What’s your story? How’d you get into the cigar world?
Honestly, this part was pretty unconventional. I was about 22 years old, lived in Switzerland, didn't speak a word of Spanish - but I did love cigars. I remember giving my resignation letter to my corporate job one day to sell all I had, knowing I wanted to move to Central America to learn more about cigars. I had no idea what would happen.
Luckily enough, after first arriving in Honduras and starting to ask myself what I was doing (I had trouble communicating since I couldn’t speak Spanish) I just decided to find a way to get to Danli from Tegucigalpa. I remember coming down in one of those funny, small buses. Funny probably isn’t the right word though, maybe scary? Especially not knowing where to start.
I had no idea whom to talk to or what to do, but then everything turned into the most amazing life experience. A man came to me, and we started talking. He happened to be Nestor Plasencia's nephew and his name was Adin Perez.
He brought me to one factory after talking a little, then another factory, where I first met Nestor Plasencia. I will remember that day my entire life. After that very special first day, Adin told me, "If you want to learn, stay with us.”
He didn’t have to ask me twice. I ended up living with them and working in the factory for over a year. That's where it all started.
I remember a story about the meaning of your logo. Would you mind sharing that again with us?
Sure thing, this story is a little special and personal. It all started in Danli, Honduras. I had a friend named David Rojas and we were smoking cigars on a daily basis after work. He was an artist, painter, and cigar enthusiast.
At that time, I was thinking of how to represent the cigars I wanted to create, and he came up with this drawing: a man running along with a horse. He never accepted to sell me the design and I can tell you I tried to buy it, but without success. He did not want to let me pay; he saw it as his work being displayed in different countries on a product he loved.
I had troubles deciding if I was going to use it or not, until a terrible day when David left us in a sad car accident. That changed it all for me, and it’s now my way of bringing my friend with me in this story to all those countries where the brand is now distributed.
Talk to us about your factory selection. Who makes Cavalier Geneve, and how did you choose them?
Well I can't really say I was a big part of the selection process as it seems life brought me directly to the hands of Adin Perez from the Plasencia family. He taught me everything I know, let me try my own experiences and learn from them. This made the decision to use the San Judas Tadeo factory pretty easy.

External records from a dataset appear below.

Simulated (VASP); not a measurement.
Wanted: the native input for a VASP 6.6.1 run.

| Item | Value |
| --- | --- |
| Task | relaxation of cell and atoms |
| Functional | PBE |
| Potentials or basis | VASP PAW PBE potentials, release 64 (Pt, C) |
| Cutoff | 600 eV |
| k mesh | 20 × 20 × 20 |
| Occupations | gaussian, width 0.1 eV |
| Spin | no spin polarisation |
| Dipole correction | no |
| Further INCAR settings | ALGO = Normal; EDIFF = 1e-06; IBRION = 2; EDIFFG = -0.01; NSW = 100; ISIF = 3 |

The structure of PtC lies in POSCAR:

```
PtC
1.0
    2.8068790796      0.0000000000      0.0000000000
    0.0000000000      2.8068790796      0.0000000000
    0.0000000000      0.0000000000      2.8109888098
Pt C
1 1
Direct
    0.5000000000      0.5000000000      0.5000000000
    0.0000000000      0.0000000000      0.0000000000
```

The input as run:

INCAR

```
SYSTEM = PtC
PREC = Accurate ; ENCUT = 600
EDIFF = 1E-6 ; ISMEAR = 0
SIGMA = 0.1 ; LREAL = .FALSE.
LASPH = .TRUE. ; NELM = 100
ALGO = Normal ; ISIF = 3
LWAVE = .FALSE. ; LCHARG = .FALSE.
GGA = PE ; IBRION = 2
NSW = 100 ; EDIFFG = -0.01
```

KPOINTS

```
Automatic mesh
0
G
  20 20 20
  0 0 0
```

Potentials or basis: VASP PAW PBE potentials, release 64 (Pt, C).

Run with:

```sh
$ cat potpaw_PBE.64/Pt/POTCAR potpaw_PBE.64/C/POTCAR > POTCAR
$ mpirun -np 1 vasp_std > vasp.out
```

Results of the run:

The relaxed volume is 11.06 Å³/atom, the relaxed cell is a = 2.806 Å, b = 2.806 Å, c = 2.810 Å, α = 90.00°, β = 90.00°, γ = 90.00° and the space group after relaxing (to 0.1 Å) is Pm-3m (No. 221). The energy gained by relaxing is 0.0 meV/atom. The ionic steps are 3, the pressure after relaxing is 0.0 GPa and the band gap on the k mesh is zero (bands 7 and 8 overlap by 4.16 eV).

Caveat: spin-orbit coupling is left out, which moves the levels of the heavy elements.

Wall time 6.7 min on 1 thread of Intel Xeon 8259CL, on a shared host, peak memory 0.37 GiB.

On top of that, add the extensive expertise of the Plasencia family in the cigar industry and you don't have to think twice about it. They are absolutely great people, although I should maybe even say family based on the way they have treated me since the first day we met.
Everyone’s curious about the gold diamond. What does it mean to you, and how does it affect the cigar experience?
For us it is a symbol. It’s easily recognizable and represents our brand as you can find it on every cigar we produce. It is our identity.
Now regarding the smoking experience, it is particularly interesting when the burn line hits the gold diamond. Watching how the gold flakes into the ash and seeing how the gold rests on the ash as it was on the wrapper before.
How would you describe your cigars to someone that’s never smoked Cavalier before?
Honestly, the intent is simply to be true to the consumers and to my own palate. To produce the best possible product for any occasion, whether it is a flavorful but very approachable cigar like the White Series, or a darker flavor profile experience that goes straight to the point with the Black II or a fuller, bolder experience with the USA exclusive Black Series.
If you were to recommend pairing suggestions for your lineup, which pours do you feel complement each cigar?
Pairings are always interesting and pretty personal, but I would definitely recommend the following:
White Series: A nice barrel-aged bourbon.
Black Series: Aged port wine or a single malt whisky.
Black II: Coffee or rhum definitely.
What’s the best advice you’ve ever received in the cigar business?
This question immediately brought me back to Honduras. It wasn’t direct advice, but I did remember it this way. I was at the factory with Adin and he was sitting there looking at tobacco, testing it, studying it. I remember asking him, what are you doing?
His answer: “Very simple, I am trying to learn.” It is and remains the best advice I’ve ever had, always keep learning from people around you and from everything you can.
What are some of your favorite cigar memories?
Well, that is difficult to pick since we all accumulate a great number of amazing experiences as cigar smokers.
I would definitely say my first experiences in Danli, when I was just starting to discover this amazing world of factories and sharing cigars with so many knowledgeable people.
Of course, definitely the first time that I spoke to the woman that is now my wife, in Honduras, at my friend David’s place.
Another one that I won’t forget was my first time in the United States. I had landed in Miami, and as you can imagine the weather was absolutely fantastic. It was a really special moment facing the ocean and having this first cigar ever on U.S. soil.
I will definitely always remember those.
What can your fans expect from Cavalier Geneve in the next 12-18 months?
Having moved from Switzerland to the US to start the year focusing on the territory, there will be a lot of changes. All of our attention is focused on the expansion of the Cavalier family and bringing the cigars to the hands of our supporters by expanding our partner basis across the country.
The LE2019 is definitely something to look out for. These cigars will be available shortly after the Tradeshow this summer. Salomones and Lanceros from the White Series will also be re-released this year as short runs about once or twice a year for now.
We are also working on some projects such as a "Cavalier Club" program, for us to show our appreciation to the people that support us and be able to share the experiences with everybody.
Of course, we could go on but why spoil all surprises, right? In other words, it is going to be an exciting couple of months!
We are thrilled to count Small Batch as part of the Cavalier Family! Thank you!